Pep Guardiola shouts at his players – GETTY IMAGES

The game was about to enter stoppage time when Kevin De Bruyne raced to cut out a quick throw-in from the Leeds goalkeeper Illan Meslier and scolded himself for failing to do so. Manchester City were 7-0 in front and the result had been a foregone conclusion for an hour but that did not matter to De Bruyne. Leeds had the ball and the City midfielder wanted it back.

You could pick any number of moments from the past 12 months to highlight the sheer relentlessness of this City side but that seemed as good a recent example as any… 7-0 up and still sprinting like it was the first minute.
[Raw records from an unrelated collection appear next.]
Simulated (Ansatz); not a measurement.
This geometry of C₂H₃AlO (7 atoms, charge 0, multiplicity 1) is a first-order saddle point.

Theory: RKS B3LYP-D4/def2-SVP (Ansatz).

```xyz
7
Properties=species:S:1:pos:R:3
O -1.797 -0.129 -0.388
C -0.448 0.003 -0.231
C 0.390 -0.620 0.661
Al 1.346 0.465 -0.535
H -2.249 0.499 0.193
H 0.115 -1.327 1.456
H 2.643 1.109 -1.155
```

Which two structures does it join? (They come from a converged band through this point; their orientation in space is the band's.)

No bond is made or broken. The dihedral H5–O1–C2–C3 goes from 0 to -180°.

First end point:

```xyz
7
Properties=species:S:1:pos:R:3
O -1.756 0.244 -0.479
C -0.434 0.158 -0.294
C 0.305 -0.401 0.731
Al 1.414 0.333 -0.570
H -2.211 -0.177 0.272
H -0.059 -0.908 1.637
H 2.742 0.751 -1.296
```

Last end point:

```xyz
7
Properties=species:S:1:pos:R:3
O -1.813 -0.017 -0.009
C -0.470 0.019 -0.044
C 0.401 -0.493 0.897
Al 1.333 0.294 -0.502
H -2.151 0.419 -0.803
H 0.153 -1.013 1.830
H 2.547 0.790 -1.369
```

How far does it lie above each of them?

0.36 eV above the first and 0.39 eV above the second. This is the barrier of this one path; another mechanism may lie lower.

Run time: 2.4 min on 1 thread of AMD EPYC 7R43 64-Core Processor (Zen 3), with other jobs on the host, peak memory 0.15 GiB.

Pep Guardiola would stop short of calling 2021 the perfect year – defeat to Chelsea in the Champions League final hurt and the prospect of another domestic treble was ended when they lost to the same opponents in the semi-finals of the FA Cup – but they remain the country’s best team, the side to beat, a record-breaking machine navigated by a serial winner who will simply not let up.

“We are still there [at the top],” the City manager said. “I am not saying in December how many titles we will win but we are still there, which is fantastic after what we have done these [last] years.”

City still have two Premier League games to play before the new year – Leicester at the Etihad Stadium on Sunday and Brentford away three days later – but they have already recorded the most victories (34) and most away wins (18) in a calendar year by a top-flight English side, just two of a series of eye-watering statistics from the past 12 months.

Their total of 106 goals over that period is a Premier League record and helped them amass 104 points from 126 on offer, with 34 wins and 23 clean sheets from 42 league matches.

In truth, the extraordinary momentum they have gathered dates all the way back to a 2-0 defeat at Tottenham on November 21 last year, since when they have seldom taken their foot off the pedal, and it is going to take a gargantuan effort from either Liverpool or Chelsea, and a sharp dip in City’s own form, to deny the champions a fourth Premier League title in five seasons.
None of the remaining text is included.